In July, the Board of Education approved changes to AUSD’s dress code. We want to help you understand what the changes are and why the district developed them.


The process started in 2016, when a small group of Lincoln Middle School students and their teacher began working with their school administration on their dress code. In 2017, the group brought their concerns about the existing dress code to the Board of Education. The policy, they noted, was enforced inconsistently between and within school sites. It also had a disproportionate impact on girls. That is, because more of the policy was focused on girls’ clothing than boys, girls were being sent out of the classroom for infractions more often than boys, which meant they were losing more class time than their male peers.


Besides, the students and teacher noted, measuring the widths of straps and lengths of shorts in class or pointing out that a student was showing too much skin was resulting in embarrassment and shame for students. Such feelings can make it hard for students to concentrate on learning and can create long-term issues with body image.


As a result of the students’ advocacy, the district convened a small work group to review existing policy and practices across school sites, research model policy language, conduct focus groups, and engage stakeholders on proposed changes.  The resulting changes were based on three key principles:

  • All students are encouraged to dress in a manner that is comfortable and conducive to an active school day.
  • Students should be able to wear clothing without fear of or actual unnecessary discipline or body shaming.
  • The student dress code should serve to support all students to develop a body-positive self-image.

The elements of the new policy are detailed in the pages that follow. You can also find information – including FAQs - on the new policy on this webpage.  The policy is currently in a pilot stage; the district will be collecting feedback from students, families, and staff throughout the fall and will summarize the feedback for the Board in December, 2018.


“We believe these changes will reduce inequitable and unnecessary discipline and help us maximize learning time,” says Steven Fong, AUSD’s Chief Academic Officer. “Districts across the country are adopting similar revisions for similar reasons. We are excited to be moving forward with such a student-centered approach.”


A Summary of Board Policy 5132


Under the revised policies, students must still wear:

  • Bottoms
  • Tops
  • Shoes
  • Clothing that covers genitals, buttocks, and areolae/nipples with opaque material

Courses that include attire as part of the curriculum (for example, marketing, public speaking, and job readiness) may include assignment-specific dress, but the assignment should not focus on covering students’ bodies or promoting culturally specific attire. And teachers can require shoes for certain activities (such as physical education or shop). 


Students may still wear:

  • Hats, including religious headwear
  • Hoodie sweatshirts (over head is allowed)
  • Fitted pants, including leggings, yoga pants, and “skinny jeans”
  • Sweatpants, shorts, skirts, dresses, pants
  • Midriff baring shirts
  • Pajamas
  • Ripped jeans, as long as underwear is not exposed
  • Tank tops, including spaghetti straps, halter tops, and “tube” (strapless) tops
  • Athletic attire
  • Clothing with commercial or athletic logos provided they do not violate the guidelines in the ‘CANNOT Wear’ section below
  • Sun-protective clothing, including but not limited to hats, for outdoor use during the school day (Education Code 35183.5)
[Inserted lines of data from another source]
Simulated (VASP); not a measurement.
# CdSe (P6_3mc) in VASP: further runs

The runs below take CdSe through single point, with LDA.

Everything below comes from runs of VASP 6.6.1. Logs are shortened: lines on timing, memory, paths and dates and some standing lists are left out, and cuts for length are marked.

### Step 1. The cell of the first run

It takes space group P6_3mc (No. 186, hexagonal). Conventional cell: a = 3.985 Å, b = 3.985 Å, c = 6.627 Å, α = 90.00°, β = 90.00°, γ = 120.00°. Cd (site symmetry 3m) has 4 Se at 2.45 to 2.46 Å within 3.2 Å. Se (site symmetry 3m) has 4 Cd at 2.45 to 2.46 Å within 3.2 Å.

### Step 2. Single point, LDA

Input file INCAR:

Students cannot wear clothing with:

  • Violent language or images
  • Images or language depicting drugs or alcohol (or any illegal item or activity) or the use of same
  • Hate speech, profanity, pornography
  • Images and/or language that create a hostile or intimidating environment based on any protected class
  • Visible underwear or bathing suits of similar design -visible waistbands or straps on undergarments worn under other clothing are not a violation
  • Helmets, hoods, or other headgear that obscures the face (except as a religious observance)

The new policy must be implemented by all staff consistently. Because it is new, both principals and teachers will receive training on the purpose and spirit of the new dress code and how best to enforce it (i.e., with the least impact on learning and self confidence). Staff will also be trained in how to use positive language to explain the code and address violations.




Students can’t be removed from class for violating the policy unless it’s a violation of the “cannot” or “must” sections. Even then:

  • The loss of class time should be kept to a minimum.
  • Students can’t be forced to wear clothing that is not theirs.
  • Parents/guardians shouldn’t be called during day to bring alternative clothing unless by student request.
  • Discipline shouldn’t be given disproportionately based on gender, race, body size, body maturity.
  • Students shouldn’t be shamed or measured in front of the class for what they’re wearing.